The 3-part film series is now available to universities on video

cassette. We have just sent out a mailing about it. Call 800-343-5540

if you didn't get it. Now, comments.





Thanks to all of you who have said such kind things. Thanks to all the

participants (about 50 linguists and "others"), and thanks especially to

the hundreds of you whom we interviewed but couldn't get into the

programs. Because three one-hour shows is too short, many wonderful

people had to be left out and fascinating topics had to be dropped for

time. Understandably, a few people wrote that "you didn't say enough

about our side." They're right and, of course, there are many sides.

So choices had to be made. George Miller got us started with four

outstanding consultants (Terry Langendoen, Ivan Sag, Judy Kegl, and Dan

Slobin). But the final selection of participants was made by us and by

fate. Geo is in no way guilty of our failings.



Dan Slobin reacted to all this with kind understanding, and Lise Menn

picked up on a supremely important part of the problem: funding the

series. There is an interesting linkage here, between funding problems

and the choices we made about subject matter.



The linkage factor is the massive lack of awareness about language on

the part of the general public on the one hand, and the potential

funders on the same hand. Did you know that not a single foundation

(not one among the thousands) has "language" or "linguistics" on its

approved list of fundable subjects? This is a non topic to them. (And

no private corporation showed the slightest knowledge or interest.)

Why is language so little understood? Why is THE HUMAN LANGUAGE SERIES

the only resource like this available to teachers in psychology,

linguistics, and all the language arts? And, given the problem, how did

we ever get the project off the ground in the first place?



Answer: because two, and now three federal government agencies do have

linguistics on their list of fundable topics, and none of them had

succeeded in finding a TV project worthy of their attention, they said,

until we came along. (The agencies are the NEH, the NSF, and - now -

the NIMH.) They were pleased that, at last, they could do something to

enlighten people about linguistics. Hurray for government funding!

Down with the Congress that wants to kill it off.



Because of the mass ignorance we found in the general audience,

spreading the word is important. How ignorant are they out there? My

estimate is that 98% of our audience and our potential funders believes

some or all of the following:



That there must be - oh - 300 languages in the world; that there are 32

words for snow in Eskimo; that Natives in Darkest Africa speak in

grunts; that sign language is the same thing worldwide, so why don't we

all learn it?; that Ozark is leftover Elizabethian English; that a

linguist is someone who knows a lot of languages; that people in the

inner cities - meaning blacks - speak a debased English with

impoverished vocabulary and a vast ignorance of grammar; that everyone

learns language from their parents (they all believe this). And

Chomsky? Isn't he that guy who - uh - something political...
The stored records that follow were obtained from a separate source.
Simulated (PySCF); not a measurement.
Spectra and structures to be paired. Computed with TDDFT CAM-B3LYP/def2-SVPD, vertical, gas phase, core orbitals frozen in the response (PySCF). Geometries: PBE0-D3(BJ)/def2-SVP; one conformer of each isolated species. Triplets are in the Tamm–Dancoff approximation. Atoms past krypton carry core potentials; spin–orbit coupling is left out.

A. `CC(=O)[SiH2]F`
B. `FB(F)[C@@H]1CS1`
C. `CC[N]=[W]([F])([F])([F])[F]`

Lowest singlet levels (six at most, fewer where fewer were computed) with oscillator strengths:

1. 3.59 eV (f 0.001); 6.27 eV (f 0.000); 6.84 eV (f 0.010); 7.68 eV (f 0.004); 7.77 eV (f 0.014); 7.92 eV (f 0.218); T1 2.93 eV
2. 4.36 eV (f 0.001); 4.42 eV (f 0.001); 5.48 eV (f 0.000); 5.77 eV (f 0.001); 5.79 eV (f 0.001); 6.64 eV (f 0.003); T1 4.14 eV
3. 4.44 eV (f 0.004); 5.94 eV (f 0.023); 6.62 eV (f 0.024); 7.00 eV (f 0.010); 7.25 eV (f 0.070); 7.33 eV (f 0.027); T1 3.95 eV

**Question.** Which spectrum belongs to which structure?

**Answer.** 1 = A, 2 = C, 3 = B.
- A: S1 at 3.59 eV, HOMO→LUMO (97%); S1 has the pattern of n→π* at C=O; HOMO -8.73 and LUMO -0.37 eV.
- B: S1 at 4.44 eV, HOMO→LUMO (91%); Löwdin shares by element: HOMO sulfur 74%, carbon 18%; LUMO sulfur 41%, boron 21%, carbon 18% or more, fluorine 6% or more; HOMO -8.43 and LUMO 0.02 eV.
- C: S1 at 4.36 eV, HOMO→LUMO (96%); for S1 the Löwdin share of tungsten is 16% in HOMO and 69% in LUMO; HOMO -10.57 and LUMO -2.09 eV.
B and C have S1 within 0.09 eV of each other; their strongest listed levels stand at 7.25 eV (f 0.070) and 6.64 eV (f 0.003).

The general public's knowledge about language is so primitive (as mine

was when I started), that we view important arguments between

"functionalists" and "nativist," for example, as too special for the

immediate task. Our job, we believe, is to deliver the shocking news

that: Many leading linguists believe there are aspects of langusge that

we do not need to learn in the usual way; that chimpanzees and dolphins

cannot learn human syntax, NOVA to the contary notwithstanding; that the

languages of the world have basic things in common; that children have a

grasp of grammar before they know how to tie their shoes; that facial

expressions in Papua New Guinea are largely the same as they are on 72nd

Street and Broadway; that important things happened in evolution when

our larynx "fell"; that words are indefinable constructions that must be

learned but that sentences are created new each time; and so on and so

on. Those were the kinds of things we made the show about, because

people don't know them. The subtleties of "learning," to pick an issue

singled out by Liz Bates, must be left to you to explain in the

classroom.



To help me make the point, here is part of a letter we just received

from the Vice-Rector of Minsk State Linguistics University, Professor

Arnold E. Michnevich:



Your [series] is beyond doubt a unique achievement ...To many of our

researchers the films have become a stimulus to better understanding complex

linguistic phenomena and their non-traditional interpretations. One cannot but



be but impressed by the highest possible level of scientific research attained

and its superb presentation.



To all you wonderful linguists: Keep up the good fight - among

yourselves, if you must - but mostly to educate the rest of us.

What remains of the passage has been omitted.